Gauging the best type of coffee grind for a percolator isn’t as widely known now. This is because of an all important reason.
Percolators are becoming rarer these days. They have largely been replaced en masse with automatic coffee makers or drip coffee makers that help speed up rushed mornings for hurried commuters by offering pre-programmed options.
But the percolator used to be the gold standard in coffee-making, brewing a rich, full-bodied coffee compared to drip machines.
Glass percolators for stove-top use are still somewhat popular with people who want to percolate their coffee grounds as long as possible and non-electric, opaque stove-top percolators are still extremely popular with those who enjoy camping — allowing the outdoorsy to enjoy some gourmet grinds while experiencing the beauty of nature.
While the percolator is definitely older technology, this method of brewing coffee is making a comeback and for those who want to try it out, it is important to get the method of brewing correct and that includes choosing the best coffee grind for percolators.
Many coffee enthusiasts believe that, when percolating coffee, you should use coarse-ground beans. Roasted coffee beans must first be ground before they are mixed with hot water and the fineness of the grind strongly effects brewing.
The Need for a Coarse Grind
When brewing requires that the coffee grounds are exposed to heated water for a longer period of time, as with a coffee percolator, a coarser brew is required.
Beans that are too finely ground for this method of brewing will often produce a harsh, bitter taste, but an overly coarse grind will have the opposite effect, making the coffee weak.
The fineness of the grind, be it coarse or otherwise, is of great importance and, therefore, the uniformity of the grind is also something to take into consideration — especially when grinding the beans on your own.
One of the best ways to get a coarse grind for your percolator is to look for beans that were ground using burr-grinding.
A burr mill — or burr-grinder — is a hand-held device that uses two revolving abrasive elements between which the coffee beans are torn or crushed. This method is good because there is little frictional heating, which takes away from the flavor of the beans and this process of squeezing and crushing the beans also releases the coffee’s oils making them easier to extract during infusion and creating a richer, smoother blend.
Chopping is another method that creates a course ground coffee bean ideal for drip coffee devices such as a percolator.
To achieve chopped beans, you need a blade grinder. A blade grinder represents a meat grinder but with faster rotating speeds. These devices are cheaper and faster than burr grinders but do not provide a grind that is as uniform. The coffee beans also become slightly warm by the friction involved with this method of grinding, however, this is considered quite negligible and the beans will still produce a few decent cups of coffee.
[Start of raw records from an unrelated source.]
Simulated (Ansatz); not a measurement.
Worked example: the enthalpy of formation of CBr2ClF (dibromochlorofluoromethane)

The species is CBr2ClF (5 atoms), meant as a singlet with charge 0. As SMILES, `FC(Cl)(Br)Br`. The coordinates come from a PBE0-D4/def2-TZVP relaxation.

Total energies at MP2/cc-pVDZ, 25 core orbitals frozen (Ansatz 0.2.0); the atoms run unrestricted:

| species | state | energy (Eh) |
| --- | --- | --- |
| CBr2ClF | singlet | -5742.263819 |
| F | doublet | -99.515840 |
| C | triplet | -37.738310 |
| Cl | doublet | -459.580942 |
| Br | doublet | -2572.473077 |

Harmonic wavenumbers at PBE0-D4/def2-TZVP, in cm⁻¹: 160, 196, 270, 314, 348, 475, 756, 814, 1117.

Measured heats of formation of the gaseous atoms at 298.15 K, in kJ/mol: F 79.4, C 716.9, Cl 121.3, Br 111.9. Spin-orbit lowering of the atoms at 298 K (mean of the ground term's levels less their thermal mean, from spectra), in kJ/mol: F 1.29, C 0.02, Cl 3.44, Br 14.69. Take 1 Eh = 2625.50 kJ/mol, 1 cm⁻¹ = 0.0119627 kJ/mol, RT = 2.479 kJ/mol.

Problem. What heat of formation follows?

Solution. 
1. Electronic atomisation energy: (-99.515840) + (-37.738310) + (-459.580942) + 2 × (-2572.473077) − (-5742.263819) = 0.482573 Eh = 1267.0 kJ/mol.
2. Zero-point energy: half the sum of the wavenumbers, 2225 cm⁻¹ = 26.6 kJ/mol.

Never Forget the Water Temperature!
Once you have the perfect beans, you have the perfect cup of coffee, right?
Not so fast. There are still a few more steps to create the perfect brew with a percolator.
In order to get the bold, rich coffee that a percolator is known for water temperature is vital. Brew with water that is 195-200 degrees Fahrenheit and make sure you remove the percolator from the heat just before it stops “perking”, which happens when the water is about ready to boil.
It is best to allow the coffee to percolate for less than three minutes.
Then sit back and enjoy your hard-earned cup of Joe!